Pick a character, a real person, from your past. Put them into a story. Be as kind or as cruel as you like (you might want to change their name…)

Use a real character.

Go!

[Prompt] May 7 – Title Recall

PICK A SONG TITLE AND USE IT AS YOUR STORY’S TITLE

Scan this page quickly and pick a title that leaps out at you. Browse around a bit if you need to but use the rule of three: if you haven’t found something on the third page, tough. You’re stuck with it. Pick one and write the story.

Use the title as the title of your story. (It can be very, very tenuously connected to your story.)

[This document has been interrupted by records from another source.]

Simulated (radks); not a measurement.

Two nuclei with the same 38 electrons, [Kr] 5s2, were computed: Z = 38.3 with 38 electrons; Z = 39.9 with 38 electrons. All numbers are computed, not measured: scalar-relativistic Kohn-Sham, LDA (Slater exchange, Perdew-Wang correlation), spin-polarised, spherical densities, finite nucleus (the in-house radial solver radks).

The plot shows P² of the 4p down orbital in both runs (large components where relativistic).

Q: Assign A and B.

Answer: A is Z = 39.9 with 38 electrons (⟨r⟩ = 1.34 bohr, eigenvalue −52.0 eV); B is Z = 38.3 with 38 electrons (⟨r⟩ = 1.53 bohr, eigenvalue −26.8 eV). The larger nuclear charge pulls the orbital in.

Steal someone else’s title for your story

Go!

[Prompt] May 6 – Eavesdropping

STEAL A LINE FROM AN OVERHEARD CONVERSATION

Dialogue and story sparks are all around us. Today, listen for a line in a conversation (if you spend the whole day alone at home, turn on the TV or the radio for three minutes). Pick a phrase that you hear. Use the line somewhere in your story today.

This morning I overheard a woman say,

“Karen, have you been to the new Casino yet?”

I might write about the casino or about Karen, or about a coffee shop in a small town with a regular cast of visitors – one of whom is a street person on her regular round of public spaces.

What will your eavesdropping yield?

Go!

[Prompt] May 5 – Flickr

Get A Graphic Prompt From Flickr

They say a picture is worth a thousand words. Pah! I say pictures need us to tell their stories.

Flickr’s “Explore” page is a great place to find arresting images that suggest a scene or a character or a story. Click around, refresh the page, until you find an image that stops you in your tracks. Look at it for five minutes. If, at the end of that time, it hasn’t suggested at least one story or character you could love, move on to another image.

But you can only do this three times. The third time, if you still don’t love the image…tough! You’re stuck with it. Write your story using that picture anyway.

Go!

[Prompt] May 3 – Wikipedia

Daily Prompt Logo

Use Wikipedia’s Front Page To Spark A Story

Go to the front page of Wikipedia.

Quickly scan the “In The News” and “On This Day…” sections, or even the Featured Article.  If something catches your eye, use it as the spark for today’s story.

For example, on the day I’m preparing this prompt I saw “In the News…Two Trains Collide”. That could be a spark for a story about two people on the trains and how they experienced the crash; the story of an investigator sifting through the wreckage – what’s his story?; someone waiting at a station for a passenger who never arrives; a thriller about sabotage.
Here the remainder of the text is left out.